Phase diagram of imbalanced fermions in optical lattices

TL;DR

This paper explores the zero-temperature phase diagrams of imbalanced fermions in 3D optical lattices, revealing various phases and exotic shell structures influenced by system parameters and trapping potentials.

Contribution

It provides a detailed analysis of phase diagrams and shell structures, evaluating the Fermi-Hubbard model's validity for imbalanced fermions in optical lattices.

Findings

Identification of normal, magnetized superfluid, and phase-separated phases.

Dependence of superfluidity on lattice parameters and filling factors.

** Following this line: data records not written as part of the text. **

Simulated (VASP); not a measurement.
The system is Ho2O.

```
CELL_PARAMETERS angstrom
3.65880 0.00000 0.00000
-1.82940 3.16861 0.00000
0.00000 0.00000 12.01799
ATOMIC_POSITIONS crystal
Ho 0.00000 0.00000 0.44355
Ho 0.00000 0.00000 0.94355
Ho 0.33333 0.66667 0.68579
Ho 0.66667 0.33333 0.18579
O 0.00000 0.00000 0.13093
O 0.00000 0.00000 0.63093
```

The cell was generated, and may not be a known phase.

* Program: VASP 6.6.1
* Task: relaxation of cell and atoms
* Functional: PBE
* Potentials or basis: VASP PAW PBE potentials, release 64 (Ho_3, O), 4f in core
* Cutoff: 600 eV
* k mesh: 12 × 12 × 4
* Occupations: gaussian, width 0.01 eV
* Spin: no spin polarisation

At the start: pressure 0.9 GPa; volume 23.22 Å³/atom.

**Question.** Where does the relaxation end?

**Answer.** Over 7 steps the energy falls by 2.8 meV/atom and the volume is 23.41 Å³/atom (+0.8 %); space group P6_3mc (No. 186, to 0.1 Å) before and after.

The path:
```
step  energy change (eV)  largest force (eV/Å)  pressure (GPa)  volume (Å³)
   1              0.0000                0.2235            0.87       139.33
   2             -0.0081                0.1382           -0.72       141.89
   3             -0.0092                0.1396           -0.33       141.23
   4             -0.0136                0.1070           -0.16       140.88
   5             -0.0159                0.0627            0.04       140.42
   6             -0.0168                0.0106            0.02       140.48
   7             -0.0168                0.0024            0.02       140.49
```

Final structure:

Prediction of exotic shell structures in trapped systems.

Abstract

The zero-temperature phase diagrams of imbalanced fermions in 3D optical lattices are investigated to evaluate the validity of the Fermi-Hubbard model. It is found that depending on the filling factor, s-wave scattering strength and lattice potential, the system may fall into the normal($N$) phase, magnetized superfluid(SF$_M$) or phase separation of $N$ and BCS state. By tuning these parameters, the superfluidity could be favorable by enhanced effective couplings or suppressed by the increased band gap. The phase profiles in the presence of a harmonic trap are also investigated under LDA, which show some exotic shell structures compared to those without the optical lattice.